---
icreports:
  tags: ['public'] 
---

# Software Engineering #


## Refactoring and Migration ##

Refactoring is the restructing of software or services without changing its external behaviour. It can be undertaken to improve the design of a piece of software or a system or as part of introducing new elements.

Refactoring of a production system can be done in two broad ways:

* incrementally replacing elements of a live system
* bringing up a parallel system and switching to it

For an established production system the former should be preferred where feasible. Switching to a parallel system (the shiny new thing) is often tempting but has the following pitfalls:

* you will end up maintaining two systems - at least during the development phase, and very often after too. 
* if new features need to be added during the refactor they either need to be added to both or users will end up confused by which system a given feature was available on
* without care, having two system can interfere with each other - for example in terms of namespacing
* established production systems can have quircks that aren't in the public API but users have discovered and depend on. They are often only discovered post-switch, and all at once
* the new system will have undiscovered bugs - which users will hit after the switch. Service quality may drop for some time post-switch.
* it can introduce unhealthy habits and culture - of software being throw-away or of quickly jumping to a new technology. Seeing software as disposable can reduce accountability and motivation. It is contrary to agile practices of incremental improvement.
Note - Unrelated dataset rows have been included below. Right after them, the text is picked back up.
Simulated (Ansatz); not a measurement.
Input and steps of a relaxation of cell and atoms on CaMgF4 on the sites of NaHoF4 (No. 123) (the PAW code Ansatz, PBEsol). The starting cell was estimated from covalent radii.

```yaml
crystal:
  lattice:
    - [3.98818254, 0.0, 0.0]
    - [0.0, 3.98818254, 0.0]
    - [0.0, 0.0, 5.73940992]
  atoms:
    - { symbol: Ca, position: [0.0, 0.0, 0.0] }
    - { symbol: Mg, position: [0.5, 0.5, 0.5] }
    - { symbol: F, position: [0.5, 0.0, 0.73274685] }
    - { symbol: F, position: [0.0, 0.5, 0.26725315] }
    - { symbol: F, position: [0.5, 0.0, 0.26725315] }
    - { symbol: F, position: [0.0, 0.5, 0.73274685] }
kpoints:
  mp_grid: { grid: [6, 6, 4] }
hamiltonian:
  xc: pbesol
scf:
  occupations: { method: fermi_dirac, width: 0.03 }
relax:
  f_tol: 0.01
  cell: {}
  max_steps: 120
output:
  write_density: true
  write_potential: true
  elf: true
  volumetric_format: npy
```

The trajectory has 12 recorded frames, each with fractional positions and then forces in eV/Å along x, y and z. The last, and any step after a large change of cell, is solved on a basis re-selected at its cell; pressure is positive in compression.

Incremental refactoring should be done in the following stages:

1) Rough scoping or sketching of planned changes, including required resources and estimated timelines
2) Agreement in principle with project stakeholders, including end users, software developers and budget holders. This includes, very importantly, establishing a business priority for the project. Those doing the refactoring should be able to suitably prioritze thier work and get the support they need from others. A decision may need to be made to sacrifice other projects or time spent on other activities related to the production system to support the refactor.
3) Documentation of the existing system, including functional and behavioural requirements, architecture and, for services, maintenance and support playbooks and degree of existing deployment automation and observability
4) Development of a refactoring plan, including timelines with milestones and checkpoints
5) Agreement of plan with project stakeholders.
6) Evaluation of automated test covergage of public APIs and deployment automation, including use of pre-production environments. Performance testing of original system for benchmarking.
7) Filling broad automation and observability gaps
8) Replacement of an atomic (small) feature - backed by automated testing and monitoring
9) Iteration on 8) and gradual replacement of features 

Before doing any refactoring the following bare minimal things should be in place:

* The locations of project materials have been established, including:
  * source code
  * scripts
  * live machines
  * documentation
  * point(s) of contact for questions
  * access credentials
* Stakeholders who need to document the project have at least read access to project materials. Project experts have the time to support the documentation effort.
* The project is documented
* Project materials have been repositorized and those doing the refactoring have edit access to them:
  * source code, scripts and workflows/pipelines are in version control on ICHEC's Gitlab
  * documentation is on an accessible system with version tracking - Sharepoint, Handbooks, Gitlab READMEs or wikis, Draw.io or similar. Ideally architecture diagrams can be version controlled - e.g. stored as diffable plain text.
  * credentials are stored in a suitable system with access controls and auditing - TBD with systems but Gitlab credential management is a start.
* There is at least a documented deployment and maintenance process. 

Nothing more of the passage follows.